Hi again.
Thanks for not being too judgemental
Also before I launch into a reply which will no doubt be lengthy, pinkcorsage if you feel I am hijacking your thread or anything I post is not helping please let me know and I'll stop..
So....Going to try and answer all Attila's questions as best I can.
"Why do you think he is using in the first place, what started all this?. He made a conscious choice to start, what triggered it?"...
Superficially I think his recreational drug use started because he grew up in the clubbing 90's and that's how he and his mates got their kicks. Then again, so did I and I didn't do a lot of drugs. I was always rather fearful of them, he was ready to try anything. We didn't know each other then though.
Looking at it more deeply perhaps his family situation didn't help? Divorces, absent dad, horrible step-father, mother who moved him about a bit etc . On the other hand my parents are divorced, I went to several different schools etc and I am just not into getting my highs through drugs.
Basically I think he enjoyed the effects, the drugs were available, they went hand in hand with the clubby lifestyle etc.
"Do you think he is physically (and mentally) dependent on drug taking even if he is only using now and again?"
No. Not at all. He can say no and he does say no. However I do know that Cocaine is moreish and if he's on a night out and runs out he may want to get more - for that night.
"Why is he still mixing with people who use?"
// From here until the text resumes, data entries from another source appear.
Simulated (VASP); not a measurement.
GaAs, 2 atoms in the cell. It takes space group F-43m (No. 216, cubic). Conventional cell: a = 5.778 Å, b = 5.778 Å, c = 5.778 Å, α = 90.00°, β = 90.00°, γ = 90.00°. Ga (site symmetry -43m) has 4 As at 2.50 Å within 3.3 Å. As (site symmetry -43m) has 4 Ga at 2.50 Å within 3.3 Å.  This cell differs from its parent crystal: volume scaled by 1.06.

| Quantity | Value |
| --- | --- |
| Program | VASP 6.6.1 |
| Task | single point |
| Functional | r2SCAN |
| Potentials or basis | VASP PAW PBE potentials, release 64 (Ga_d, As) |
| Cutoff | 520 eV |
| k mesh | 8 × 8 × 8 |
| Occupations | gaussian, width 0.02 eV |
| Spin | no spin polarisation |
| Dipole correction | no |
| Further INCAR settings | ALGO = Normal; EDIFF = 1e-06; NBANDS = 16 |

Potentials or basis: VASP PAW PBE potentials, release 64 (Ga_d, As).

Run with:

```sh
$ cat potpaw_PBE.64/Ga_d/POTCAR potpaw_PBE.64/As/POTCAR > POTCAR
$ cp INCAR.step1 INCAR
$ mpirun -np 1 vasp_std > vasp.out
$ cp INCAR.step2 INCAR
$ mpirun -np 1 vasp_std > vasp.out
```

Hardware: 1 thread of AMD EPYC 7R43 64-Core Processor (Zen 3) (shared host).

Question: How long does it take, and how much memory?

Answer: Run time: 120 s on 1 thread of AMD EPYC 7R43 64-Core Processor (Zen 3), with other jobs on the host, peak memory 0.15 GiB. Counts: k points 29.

The people he has nights out with are friends he has had for years, some since school. He doesn't do drugs every time he goes out with them. Sometimes we all go out together.
"You've been around people who use as well; it does not fully surprise me therefore that you met another person within that particular circle to start a relationship with"
Some of my best friends have taken drugs (such a cliche ) and some of my best friends would never touch a drug. My dad smoked pot for a lot of my childhood, it was he who told me about different drugs. In fact I was the rebel of my family as I was very anti-smoking and for many of my adult years I was very anti-drugs. I experimented a little in my 20's, sometimes just to see what it was like. I like to be in control though so most of the drugs I took (extacy, acid) were not for me. I was very good at saying 'no'. I lived in London for a while and hung around with friends of an Ex who all did Coke in front of me a lot. All my other friends from that period were very 'straight' or at least if they weren't, they weren't open about it with me. I never did Coke and I developed a fear and dislike of Coke which I have to this day and which I don't have about any other drug apart from Heroin but that's a given. My current boyfriend was not a part of this social group, I met him independently of all my other friends.
"Even though he now has you in his life (and I do not like him saying at all that he needs someone like you to make him use less - it makes you sound like his crutch, he needs to find his own reasons to stop using and not use another person as a reason) he has still not given up completely and that is to me sad though not surprising. He is short changing himself here as perhaps are yourself."
I agree, I maybe am short changing myself. I would love it if he stopped completely if only because I would lose that fear of him dying that I have whenever he has one of these nights out. I didn't like him saying he needs someone like me and I told him so at the time. I looked at the situation and I decided what I could live with and this is it basically. Of course there may be a man out there who ticks all the boxes, who would be perfect for me in every possible way, the man of my dreams, but I am old enough and ugly enough to know that fairy tales don't exist and I could spend my whole life searching for Mr perfect without actually finding him. Instead I found someone who I love and respect as a person and who has changed enough for me to live with.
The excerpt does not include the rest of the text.